While teething problems with its new Integrated Cargo Shipping (ICS) system may have wreaked havoc on the wharves last month, an audit report has given the Australian Customs Services' Customs Compliance Assurance Strategy (CCAS) a qualified tick.
Despite noting a range of data integrity problems and a lack of a national database system, the Australian National Audit Office report has found Customs has well-developed systems and processes for risk assessing and targeting cargo consignments.
Customs implemented its compliance improvement strategy for cargo reporting in the first half of 2003, after identifying a need to improve the timeliness of reporting. The strategy, which seeks to achieve timely, accurate reporting, involves determining the level of non-compliance by individuals and as well as the overall education of industry. CCAS is an intelligence-driven program designed to deliver an international trading environment by high levels of self-regulated compliance with government requirements. The strategy operates on several levels through assessment and analysis of the level and nature of industry compliance with statutory requirements.
It is intended to focus resources and activities on areas of risk, with a management and planning structure that is driven by intelligence and analysis. Specifically, the CCAS aims to provide the Government and the community with confidence that:
+ reporting of all cargo and vessels entering or leaving Australia is accurate and timely; + licence and permit requirements, prohibitions and restrictions in relation to imported and exported goods are complied with; + the correct amount of revenue is paid or identified for collection or consideration; + community protection programs related to imported and exported goods are effectively implemented; and + accurate and reliable data on trade statistics is provided to Customs.

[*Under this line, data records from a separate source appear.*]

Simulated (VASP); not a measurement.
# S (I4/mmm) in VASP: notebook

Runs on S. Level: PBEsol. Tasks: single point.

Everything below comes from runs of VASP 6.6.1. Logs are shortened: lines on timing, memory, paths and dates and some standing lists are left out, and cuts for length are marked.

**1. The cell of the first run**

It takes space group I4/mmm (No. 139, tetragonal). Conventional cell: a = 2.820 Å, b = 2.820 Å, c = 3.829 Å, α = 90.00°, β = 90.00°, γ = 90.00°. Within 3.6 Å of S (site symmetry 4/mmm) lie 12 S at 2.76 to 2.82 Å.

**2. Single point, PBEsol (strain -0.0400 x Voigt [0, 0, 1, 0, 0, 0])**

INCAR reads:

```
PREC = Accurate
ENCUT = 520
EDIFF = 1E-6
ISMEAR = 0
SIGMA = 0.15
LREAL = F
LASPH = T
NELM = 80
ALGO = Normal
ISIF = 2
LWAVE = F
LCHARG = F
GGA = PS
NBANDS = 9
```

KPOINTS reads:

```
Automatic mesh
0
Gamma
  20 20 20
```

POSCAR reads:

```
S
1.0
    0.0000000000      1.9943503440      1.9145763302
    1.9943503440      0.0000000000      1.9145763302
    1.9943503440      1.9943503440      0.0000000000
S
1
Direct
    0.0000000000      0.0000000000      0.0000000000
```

The ANAO report concludes Australia's international trading environment is complex, involves multiple industry participants and is largely self-regulated.
"Customs adopts an appropriate risk management approach and has developed and implemented systems and processes to risk assess and target high-risk consignments and non-compliant behaviour. Customs also monitors and, where necessary, enforces compliance with legislative requirements through the compliance activities of the CCAS. These compliance activities are undertaken in a real time and post transaction context. Intervention strategies to address non-compliance are tailored to the nature and extent of the risk involved," it says.
On the other hand, the report found Customs' ability to target non-compliance is undermined by a lack of systematic analysis of risks and emerging trends. It also concludes the intelligence support being provided to the CCAS is also reduced by inadequate feedback mechanisms and information sharing. It suggests Customs intelligence capacity would be enhanced if compliance activities were evaluated and the results of these activities fed into intelligence assessments.
Meanwhile the report also highlighted significant data capture and data integrity problems. The audit determined a lack of readily available accurate and reliable compliance data and to evaluate the effectiveness of CCAS compliance activities or as a basis for management decision-making.
However it found Customs was putting in place a number of initiatives to strengthen its targeting and risk identification strategies.
"For example, the environmental risk analysis project is designed to identify and assess risks within the international cargo environment. Improved intelligence and information sharing arrangements are also being developed. Customs is working to address its data integrity issues so that it can properly evaluate compliance activities and provide assurance that the CCAS is meeting its objectives," it says.
The ANAO has made nine recommendations aimed at improving the operational and administrative effectiveness of the CCAS.